What we, the user, needs to know before starting is structural issues like here:

6 Highlight Andreas Busch 14.12.21

We have number+space+word+word+word+formatted reference. But what if ‘highlight’ is a tag value of sorts that is not always one word? How then do we spat the safer of the name? The name is likely a varying number of words. It’s ent is easy as we look ahead for the reference.

The stream processing allows you to read along the stream and look ahead (‘expect’) to see if the next [whatever] is a boundary you are looking for. But the process is not magic. We the user need to understand the format—where or if it exists—in the stream and plan accordingly. The stream tools still allow for regex as may sometimes be needed, albeit now within a smaller scope.

The demos text also has several paragraphs each with the same format, so likely you would want to collect the paragraphs as a list, loop (.each()) through them, processing each paragraph as a discrete stream. This points up the fact that the user needs to figure out the patterns in the stream that define the target(s) of interest. If the latter part is hard, some sample text shared with the forum can likely help with that (pattern recognition in data isn’t everyone’s experience)
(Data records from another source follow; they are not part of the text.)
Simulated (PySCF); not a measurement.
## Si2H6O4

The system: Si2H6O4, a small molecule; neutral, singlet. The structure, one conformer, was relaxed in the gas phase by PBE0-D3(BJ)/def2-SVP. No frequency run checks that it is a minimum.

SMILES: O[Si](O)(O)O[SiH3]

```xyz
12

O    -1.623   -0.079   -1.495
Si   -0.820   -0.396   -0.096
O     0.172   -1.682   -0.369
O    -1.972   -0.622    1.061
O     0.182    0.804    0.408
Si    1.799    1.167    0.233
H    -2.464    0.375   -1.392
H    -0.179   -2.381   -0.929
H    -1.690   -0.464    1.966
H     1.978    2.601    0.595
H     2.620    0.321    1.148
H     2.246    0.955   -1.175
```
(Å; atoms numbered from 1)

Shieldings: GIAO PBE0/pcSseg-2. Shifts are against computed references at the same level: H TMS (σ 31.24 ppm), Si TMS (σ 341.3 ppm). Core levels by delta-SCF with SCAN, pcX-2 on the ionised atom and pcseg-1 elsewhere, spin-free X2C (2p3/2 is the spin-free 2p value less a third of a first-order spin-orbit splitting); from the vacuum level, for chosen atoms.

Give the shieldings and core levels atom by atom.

HTH. I’ll try and look at an actual worked solution if I get time later (or someone else doesn’t get there first!).

webline · January 7, 2022, 3:41pm

@Mark but shouldn’t the replace pattern including the back reference replace all hits of the pattern and not just the first one - at least this is what I read in your reference?!

mwra · January 7, 2022, 3:46pm

Did you mean me? I’m not sure I follow.

abusch · January 7, 2022, 4:07pm

Many thanks, Mark!
I took a little walk (it snowed in Göttingen) and came up with this:

$MyString=;
$MyString = $Text.eachLine(aLine).replace(“^([0-9]).+\t”,"(p. $1) ");
$Text = $MyString;

Earlier, I had tried a simple solution (count paragraphs) which had worked:

$MyNumber=0;
$Text.eachLine(aLine){
$MyNumber=$MyNumber+1;

So why doesn’t the string solution work? I’m puzzled.
But your suggestion re: collecting into a list and looping through that looks interesting, I’ll give it a try later.

Thanks again!

P.S. The RegEx works, both in BBEdit (where I constructed a .textfactory as a temporary solution) and in Tinderbox (but only once, not for the whole of $Text).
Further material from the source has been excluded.